And I'd say that TypeScript is the real game-changer here. You get the flexibility of the JavaScript runtime (e.g., how Cap'n Web cleverly uses `Proxy`s) while still being able to provide static types for the embedded DSL you're creating. It’s the best of both worlds.

I've been spending all of my time in the ORM-analog here. Most ORMs are severely lacking on composability because they're fundamentally imperative and eager. A call like `db.orders.findAll()` executes immediately and you're stuck without a way to add operations before it hits the database.

A truly composable ORM should act like the compilers you mentioned: use TypeScript to define a fully typed DSL over the entirety of SQL, build an AST from the query, and then only at the end compile the graph into the final SQL query. That's the core idea I'm working on with my project, Typegres.

If you find the pattern interesting: https://typegres.com/play/

prngl 4 days ago | parent [-]

I do find the pattern interesting and powerful.

But at the same time, something feels off about it (just conceptually, not trying to knock your money-making endeavor, godspeed). Some of the issues that all of these hit is:

- No printf debugging. Sometimes you want things to be eager so you can immediately see what's happening. If you print and what you see is <RPCResultTracingObject> that's not very helpful. But that's what you'll get when you're in a "tracing" context, i.e. you're treating the code as data at that point, so you just see the code as data. One way of getting around this is to make the tracing completely lazy, so no tracing context at all, but instead you just chain as you go, and something like `print(thing)` or `thing.execute()` actually then ships everything off. This seems like how much of Cap'n Web works except for the part where they embed the DSL, and then you're in a fundamentally different context.

- No "natural" control flow in the DSL/tracing context. You have to use special if/while/for/etc so that the object/context "sees" them. Though that's only the case if the control flow is data-dependent; if it's based on config values that's fine, as long as the context builder is aware.

- No side effects in the DSL/tracing context because that's not a real "running" context, it's only run once to build the AST and then never run again.

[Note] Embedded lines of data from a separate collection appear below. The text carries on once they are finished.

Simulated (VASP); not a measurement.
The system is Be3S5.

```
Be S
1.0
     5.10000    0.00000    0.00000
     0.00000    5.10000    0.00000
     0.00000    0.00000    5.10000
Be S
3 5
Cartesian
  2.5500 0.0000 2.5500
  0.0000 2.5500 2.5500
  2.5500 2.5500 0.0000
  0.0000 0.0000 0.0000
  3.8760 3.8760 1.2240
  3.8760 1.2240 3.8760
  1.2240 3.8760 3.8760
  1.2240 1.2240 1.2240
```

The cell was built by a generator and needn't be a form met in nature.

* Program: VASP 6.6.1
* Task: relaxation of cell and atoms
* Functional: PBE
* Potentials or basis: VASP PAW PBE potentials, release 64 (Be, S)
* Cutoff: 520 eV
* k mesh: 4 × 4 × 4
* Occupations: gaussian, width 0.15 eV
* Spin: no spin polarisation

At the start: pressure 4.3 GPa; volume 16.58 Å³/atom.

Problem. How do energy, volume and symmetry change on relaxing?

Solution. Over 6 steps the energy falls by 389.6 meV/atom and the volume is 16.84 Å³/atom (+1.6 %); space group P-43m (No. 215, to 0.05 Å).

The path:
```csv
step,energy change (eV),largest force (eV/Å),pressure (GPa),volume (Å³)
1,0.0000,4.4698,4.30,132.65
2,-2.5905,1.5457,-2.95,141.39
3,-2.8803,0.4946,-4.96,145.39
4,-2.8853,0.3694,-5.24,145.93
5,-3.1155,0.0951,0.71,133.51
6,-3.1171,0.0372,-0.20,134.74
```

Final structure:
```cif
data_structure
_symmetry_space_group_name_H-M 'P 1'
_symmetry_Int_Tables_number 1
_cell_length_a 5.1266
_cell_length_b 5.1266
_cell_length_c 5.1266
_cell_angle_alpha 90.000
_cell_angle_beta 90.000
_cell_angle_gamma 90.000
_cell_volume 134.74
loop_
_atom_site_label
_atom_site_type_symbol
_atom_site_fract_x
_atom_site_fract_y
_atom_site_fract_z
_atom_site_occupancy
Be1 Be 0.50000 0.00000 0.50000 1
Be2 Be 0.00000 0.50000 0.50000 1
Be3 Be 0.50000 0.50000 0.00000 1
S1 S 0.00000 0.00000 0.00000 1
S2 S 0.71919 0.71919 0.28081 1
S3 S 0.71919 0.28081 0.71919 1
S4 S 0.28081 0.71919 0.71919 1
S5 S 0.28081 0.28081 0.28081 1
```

Of the various flavors of this I've seen, it's the ML usage I think that's pushed it the furthest out of necessity (for example, jax.jit https://docs.jax.dev/en/latest/_autosummary/jax.jit.html, note the "static*" arguments).

Is this all just necessary complexity? Or is it because we're missing something, not quite seeing it right?

porridgeraisin 4 days ago | parent | next [-]

I think this kind of tracing-caused complexity only arises when the language doesn't let you easily represent and manipulate code as data, or when the language doesn't have static type information.

Python does let you mess around with the AST, however, there is no static typing, and let's just say that the ML ecosystem will <witty example of extreme act> before they adopt static typing. So it's not possible to build these graphs without doing this kind of hacky nonsense.

For another example, torch.compile() works at the python bytecode level. It basically monkey patches the PyEval_EvalFrame function evaluator of Cpython for all torch.compile decorated functions. Inside that, it will check for any operators e.g BINARY_MULTIPLY involving torch tensors, and it records that. Any if conditions in the path get translated to guards in the resulting graph. Later, when said guard fails, it recomputes the subgraph with the complementary condition (and any additional conditions) and stores this as an alternative JIT path, and muxes these in the future depending on the two guards in place now.

Jax works by making the function arguments proxies and recording the operations like you mentioned. However, you cannot use normal `if`, you use lax.cond(), lax.while(), etc,. As a result, it doesn't recompute graph when different branches are encountered, it only computes the graph once.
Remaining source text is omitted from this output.